I spend most of my time building AI that helps people. AI that banks the unbanked, that predicts crop failure before it happens, that connects athletes to better training science, that puts financial inclusion within reach of workers the formal system has never seen. This is the AI I am passionate about. This is the AI I have given 15 years of my life to.
But I would be dishonest - to you and to myself - if I wrote only about the hopeful side of artificial intelligence without addressing what is happening on the other side of this technology. AI is being deployed in active war zones. Right now. In decisions that end human lives. And the conversation about what that means - for governance, for ethics, for the Caribbean's position in a world being reshaped by AI-powered conflict - is not happening loudly enough or seriously enough.
So let us have it.
What AI in War Actually Looks Like
When most people imagine "AI in war," they imagine something cinematic. Terminator. Drone swarms filling the sky with coordinated lethal intelligence. That framing, while dramatic, obscures the more mundane and therefore more dangerous reality of where AI has already arrived in modern conflict.
AI is being used in active conflicts for target identification - using computer vision and satellite imagery analysis to identify military assets, personnel concentrations, and movement patterns. AI is being used for predictive analysis, feeding intelligence officers with probabilistic assessments of where attacks will come from and when. AI is being used in disinformation and influence operations - generating synthetic media, coordinating narrative campaigns, and identifying psychological vulnerabilities in civilian populations to exploit.

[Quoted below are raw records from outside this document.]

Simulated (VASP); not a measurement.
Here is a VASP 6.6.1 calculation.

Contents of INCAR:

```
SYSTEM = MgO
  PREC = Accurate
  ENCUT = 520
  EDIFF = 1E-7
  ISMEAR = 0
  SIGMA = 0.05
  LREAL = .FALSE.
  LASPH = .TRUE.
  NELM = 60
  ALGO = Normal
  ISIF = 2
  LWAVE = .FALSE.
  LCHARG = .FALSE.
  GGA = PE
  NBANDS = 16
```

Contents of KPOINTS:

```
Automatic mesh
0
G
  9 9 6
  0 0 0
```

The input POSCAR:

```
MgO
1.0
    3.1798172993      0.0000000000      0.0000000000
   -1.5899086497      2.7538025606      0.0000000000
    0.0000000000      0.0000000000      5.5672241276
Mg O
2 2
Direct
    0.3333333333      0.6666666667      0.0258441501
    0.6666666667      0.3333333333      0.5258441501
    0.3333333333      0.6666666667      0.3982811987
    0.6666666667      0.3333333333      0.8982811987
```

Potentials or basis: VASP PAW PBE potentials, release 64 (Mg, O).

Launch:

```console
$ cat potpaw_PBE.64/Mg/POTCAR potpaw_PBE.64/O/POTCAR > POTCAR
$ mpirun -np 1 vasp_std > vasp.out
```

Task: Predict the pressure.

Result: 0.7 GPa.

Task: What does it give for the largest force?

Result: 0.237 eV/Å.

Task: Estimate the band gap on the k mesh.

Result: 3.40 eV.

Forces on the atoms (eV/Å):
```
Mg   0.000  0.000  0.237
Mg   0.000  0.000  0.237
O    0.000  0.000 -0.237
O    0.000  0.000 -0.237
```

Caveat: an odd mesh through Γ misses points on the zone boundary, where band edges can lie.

Lethal autonomous weapons systems - weapons that can select and engage targets without a human in the decision loop - are not science fiction. Loitering munitions with AI target-selection capability exist and have been deployed. The line between "AI-assisted targeting" and "AI-autonomous killing" is narrower than official defence communications suggest, and it is getting narrower every year.
The Accountability Vacuum
Here is the governance problem that keeps me up at night: when an AI system makes a decision that kills civilians, who is responsible?
The engineer who built the model? The commander who authorised its deployment? The government that funded it? The company that sold it? Under current international humanitarian law - the laws of war, the Geneva Conventions, the principles of distinction and proportionality - there is a legal requirement for human accountability in the use of lethal force. A machine cannot be held accountable. Its designers can claim they could not have anticipated the specific decision. Its deployers can claim the algorithm performed within specification. Its funders can claim they had no operational control.
The accountability vacuum that AI creates in warfare is not hypothetical. It is already being exploited. Countries deploying AI-assisted targeting are doing so in ways that make it effectively impossible to attribute specific civilian deaths to specific decisions. The fog of war, weaponised by AI, becomes a fog of accountability.
The Bias Problem at Scale
I have spent a significant part of my career working on the problem of bias in AI systems. The Caribbean context makes this concrete: when AI systems are trained on data that does not represent Caribbean populations, they produce systems that fail Caribbean people - in credit scoring, in healthcare, in education. The bias is systemic and often invisible until you are looking for it.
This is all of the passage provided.